East Timor is, surprisingly, emerging as one of the success stories of the 21st century, writes Peter Westmore.
Two years after East Timor’s first national election, in which the Marxist Fretilin Government was decisively defeated, the country’s parliament has undertaken a series of major initiatives which will lay the foundations for a future based on the Christian values of this small nation.
The Government has introduced a national pension for the aged and for war veterans; it has commenced a registration process to settle the unresolved issues of land ownership; and it has adopted a national criminal code which makes abortion illegal, despite intense efforts by the United Nations Population Fund, and the Alola Foundation, headed by Kirsty Sword (Australian-born wife of East Timor’s Prime Minister Xanana Gusmao), to legalise abortion.
The previously existing penal code inherited from Indonesia banned abortion in all instances.
The drafting of a new penal code began in 2005, when Fretilin – which had been given control of the government by the United Nations after independence in 2002 – was still in power. At the time, the Alola Foundation began lobbying for a change in the law.
It commissioned a study by three Australian academics, which was released recently, while East Timor’s Parliament was considering new legislation. It stated, “Experience from the international arena suggests that criminalising induced abortion makes it unsafe. It is advisable from a public health approach, not to criminalise the termination of pregnancy but regulate it.”
Early in 2009, East Timor’s Council of Ministers, led by Xanana Gusmao, recommended adoption of a law that would have permitted abortion for cases affecting the physical or mental health of the mother – in effect, legalising the practice.
However, when the draft legislation went before the parliament, MPs voted by 45 to 0, with only 7 abstentions, to maintain penal sanctions on abortion, except in instances where abortion was the “only way” to prevent death to the mother as attested to by three independent physicians.
Amendments to permit abortion in cases of foetal abnormality and pregnancies resulting from rape were rejected.
A preliminary paragraph states that life “from the moment of conception” is entitled to protection. Abortionists are subject to up to eight years imprisonment, depending on the circumstances. The law also recognises the conscience rights of doctors to refuse to perform abortions.
The legislation will curb the activities of the international abortion-provider, Marie Stopes International, which has set up premises in the capital, Dili.*
The legislation was the subject of intense debate in East Timor. As over 90 per cent of the population are Christians, the legislators were acutely aware of the strong support for human life in the community.
In the meantime, East Timor is grappling with the effects of the global economic downturn, which is expected to limit the international assistance given to the country since independence.

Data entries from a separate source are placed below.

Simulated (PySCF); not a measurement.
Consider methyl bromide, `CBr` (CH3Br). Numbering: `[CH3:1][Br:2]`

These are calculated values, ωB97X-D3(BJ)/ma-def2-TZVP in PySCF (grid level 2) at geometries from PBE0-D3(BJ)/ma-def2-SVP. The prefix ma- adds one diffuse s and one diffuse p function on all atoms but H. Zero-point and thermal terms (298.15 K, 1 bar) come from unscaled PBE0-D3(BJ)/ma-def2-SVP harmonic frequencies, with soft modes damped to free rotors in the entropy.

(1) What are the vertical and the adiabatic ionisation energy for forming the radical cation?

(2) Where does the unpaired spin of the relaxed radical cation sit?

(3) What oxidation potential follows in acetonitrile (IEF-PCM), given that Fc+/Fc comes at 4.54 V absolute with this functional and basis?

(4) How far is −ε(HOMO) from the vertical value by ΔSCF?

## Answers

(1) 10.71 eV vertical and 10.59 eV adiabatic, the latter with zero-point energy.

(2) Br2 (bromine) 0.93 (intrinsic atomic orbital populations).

Despite widespread poverty, which has resulted from 460 years of Portuguese colonialism and 25 years under Indonesian occupation which divided the people, East Timor has posted remarkable development over the past two years.
In a recent interview, East Timor’s President, José Ramos Horta, said “East Timor posted one of the best economic performances in the world in 2008, with 12.5 per cent real – not oil-based – growth. It’s clear that economic growth alone does not mean that the centuries-old problems of extreme poverty have been resolved. But I again want to emphasise that our economic growth last year was based on agriculture, which improved with good rains and an increase in coffee output.”
The Government’s principal source of income is revenue from oil and natural gas fields in the Timor Sea.
This has funded a range of government programs, including the innovatory payment of $US20 a month to the elderly, war veterans, widows and orphans. In a country where most people are still part of the subsistence economy, this pension has proved tremendously successful in providing money to the poorest in the country.
The East Timorese Government is also working to address some of the other significant problems facing the country, including the problem of chronic unemployment, particularly around the cities of Dili and Baucau, and the issue of IDPs, the internally displaced persons who were forced into emergency accommodation after violence erupted in 2006.
The number of IDPs has fallen from a peak of about 130,000 in 2006 to about 10,000 today, in part because the government has provided subsidies for families which were forcibly displaced by violence to take up residence elsewhere.
The IDP problem has exacerbated the perennial issue of very high unemployment, creating a sub-culture where gang activity has emerged as a significant law-and-order problem in the capital.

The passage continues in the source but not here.